Socialist leader Nicolas Maduro has won a second six-year term as President of Venezuela, the Associated Press reports.
Maduro won nearly 68 percent of the votes, beating his nearest rival Henri Falcon by almost 40 points. This was announced by The National Election Council, with almost 93 percent of polling stations reporting.
Maduro’s win comes as no surprise. According to Reuters, turnout at the election was just 46.1 percent. Maduro took 5.8 million votes, versus 1.8 for Henri Falcon.
As the Inquisitr reported earlier today, Maduro was expected to win in a landslide, in what is a deeply impoverished country, rife with corruption and poverty. Today, Venezuelans gathered around polling stations, scanning their state-issued cards used to receive benefits, like money transfers and food boxes, at government-created “red point” zones.
There “red point” zones were set up after Maduro had promised “really good prize” to those who scan their cards. Maduro’s critics and opponents used “red point” zones to dispute the legitimacy of the Venezuelan election, comparing Madur’s tactics to intimidation and vote-buying.

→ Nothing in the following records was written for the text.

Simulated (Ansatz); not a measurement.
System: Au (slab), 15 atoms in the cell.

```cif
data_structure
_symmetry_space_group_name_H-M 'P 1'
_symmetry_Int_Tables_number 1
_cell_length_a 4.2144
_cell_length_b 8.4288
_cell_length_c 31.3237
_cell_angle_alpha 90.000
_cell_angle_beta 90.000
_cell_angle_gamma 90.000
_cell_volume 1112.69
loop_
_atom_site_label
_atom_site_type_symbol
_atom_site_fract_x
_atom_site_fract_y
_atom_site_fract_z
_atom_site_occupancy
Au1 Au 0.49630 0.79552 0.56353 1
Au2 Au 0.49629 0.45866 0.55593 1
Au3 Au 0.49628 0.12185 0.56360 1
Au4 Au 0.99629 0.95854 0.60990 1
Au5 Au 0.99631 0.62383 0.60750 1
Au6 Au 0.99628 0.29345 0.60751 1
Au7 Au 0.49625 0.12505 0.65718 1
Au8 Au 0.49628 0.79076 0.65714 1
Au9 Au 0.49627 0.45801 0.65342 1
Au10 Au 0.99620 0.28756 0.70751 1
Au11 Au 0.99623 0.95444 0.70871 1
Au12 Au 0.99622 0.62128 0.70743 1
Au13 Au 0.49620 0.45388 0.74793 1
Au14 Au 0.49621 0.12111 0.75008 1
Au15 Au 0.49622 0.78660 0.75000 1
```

Following Madur’s win, the Associated Press noted, the opposition further argued that Maduro’s victory lacked legitimacy because many voters stayed home, refusing to vote in “rigged” elections. Apart from that, the loyalist electoral council, Maduro’s heavy use of government resources, and a ban on two of his most popular rivals are, as the Inquisitr noted, often cited as reasons to doubt in the legitimacy of his victory.
Venezuela's Nicolas Maduro wins re-election in a vote that the opposition boycotted and other nations called a shamhttps://t.co/mBcYt8NT09— The Wall Street Journal (@WSJ) May 21, 2018
Maduro may have won, but he will likely face a backlash, even sanctions, from the international community. U.S. Deputy Secretary of State John Sullivan told Reuters that the Trump administration would not recognize the election and was, in fact, considering sanctions.
“We need to make sure we adhere to our goal which is to target corrupt regime officials and not the people of Venezuela. We don’t want to damage the country in a way that makes it difficult to repair after democracy is restored,” Sullivan said.
Two days ago, the Trump administration announced sanctions against one of Venezuela’s most powerful politicians, the New York Times noted, signaling what may happen in the near future.
After embracing the results of the election, Nicolas Madur, according to the Associated Press, said that he is ready to meet with Falcon, his nearest rival, in order to discuss the future of the country.
Apart from poverty, Venezuela is having trouble with what Reuters has called “Mad Max Violence,” which is a result of the economic implosion and widespread hunger the South American country has experienced under President Nicolas Maduro.